8 April

Buddha's Birthday in Japan

Lotus Espresso

So we are drinking a...

Lotus Espresso

In most of Asia, Buddha's birthday, like Christmas, is a movable feast, depending which type of Buddhism and lunar calendar you follow – but the organised Japanese, who use the standard Western calendar, have set 8th April as the date for his birthday, year-in, year-out.

At Hana-Matsuri, or Flower Festival, the Japanese decorate shrines with flowers to commemorate the birth of Siddhartha Gautama, the man who would later become the Buddha in an orchard of blossoming trees more than two thousand years ago. Baby Buddhas are placed in the shrines and, to symbolise the nectar with which the original Buddha was sprinkled, worshippers sprinkle the baby with sweet tea.

We are not Buddhists, and we're certainly not pure. But we do enjoy a Lotus Espresso, which we discovered at - where else? -- Lotus in Sydney. It has a bittersweet complexity that inspires meditation.

We are also celebrating Picasso

This day in 1973, Pablo Picasso, probably the most influential artist of the 20th century, died in his French chateau, aged 91, leaving a fortune worth over $50 million. Co-creator of the movement known as Cubism, which splits objects into geometric shapes viewed from multiple perspectives, Picasso spent his life experimenting. Yet he was also a supremely talented classical artist - he could draw perfectly.

Over his lifetime, Picasso produced more than 6,000 paintings, though he'd sell no more than 40 a year to avoid glutting the market. After he rose to fame, he would produce simple drawings and sign them as a way of virtually printing money: today there are more than 25,000 Picasso works in existence. A doctor once advised Picasso that he should ensure "plenty of sex and red wine", a maxim the artist lived by: he had eight long-term relationships and hundreds of casual affairs over his lifetime. We are toasting the great man with a Picador, an aptly named forerunner of the Margarita.

Today is also the anniversary of Kurt Cobain's body being discovered

On this day in 1994, an electrician discovered the body of one of the decade's biggest stars, Kurt Cobain, at his home in Seattle, USA. He had joined the 27 Club three days before, after running out on rehab for longstanding heroin addiction.

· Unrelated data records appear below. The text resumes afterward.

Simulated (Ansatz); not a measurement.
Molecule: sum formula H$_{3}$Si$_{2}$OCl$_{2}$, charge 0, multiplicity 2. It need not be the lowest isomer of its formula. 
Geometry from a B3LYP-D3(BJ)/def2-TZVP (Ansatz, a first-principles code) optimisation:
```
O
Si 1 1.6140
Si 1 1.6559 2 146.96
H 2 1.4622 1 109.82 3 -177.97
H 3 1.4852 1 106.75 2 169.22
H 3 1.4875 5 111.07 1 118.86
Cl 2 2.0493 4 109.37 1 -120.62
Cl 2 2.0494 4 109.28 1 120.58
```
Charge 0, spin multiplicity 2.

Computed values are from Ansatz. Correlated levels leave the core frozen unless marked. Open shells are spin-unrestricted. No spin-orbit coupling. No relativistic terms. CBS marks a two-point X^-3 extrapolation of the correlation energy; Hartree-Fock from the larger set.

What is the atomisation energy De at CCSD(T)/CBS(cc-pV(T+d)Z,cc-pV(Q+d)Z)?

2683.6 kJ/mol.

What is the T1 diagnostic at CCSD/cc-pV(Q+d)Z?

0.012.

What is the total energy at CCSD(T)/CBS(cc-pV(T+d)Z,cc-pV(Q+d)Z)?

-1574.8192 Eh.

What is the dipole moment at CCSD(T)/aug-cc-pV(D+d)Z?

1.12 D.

With Nirvana, Cobain had headlined the grunge movement and gone from an obscure indie artist to a stadium-filling rock star - which hadn't resolved his issues with depression, or addiction. Despite the fact that he'd left a note before sticking a shotgun in his mouth, some internet conspiracists continue to insist that he was wiped out by a hitman hired by his then-wife, Courtney Love, or parties unknown.

Twenty plus years on, Cobain's music continues to move, and his face is still iconic. We're toasting a great but tormented artist with a Rock 'n' Rye.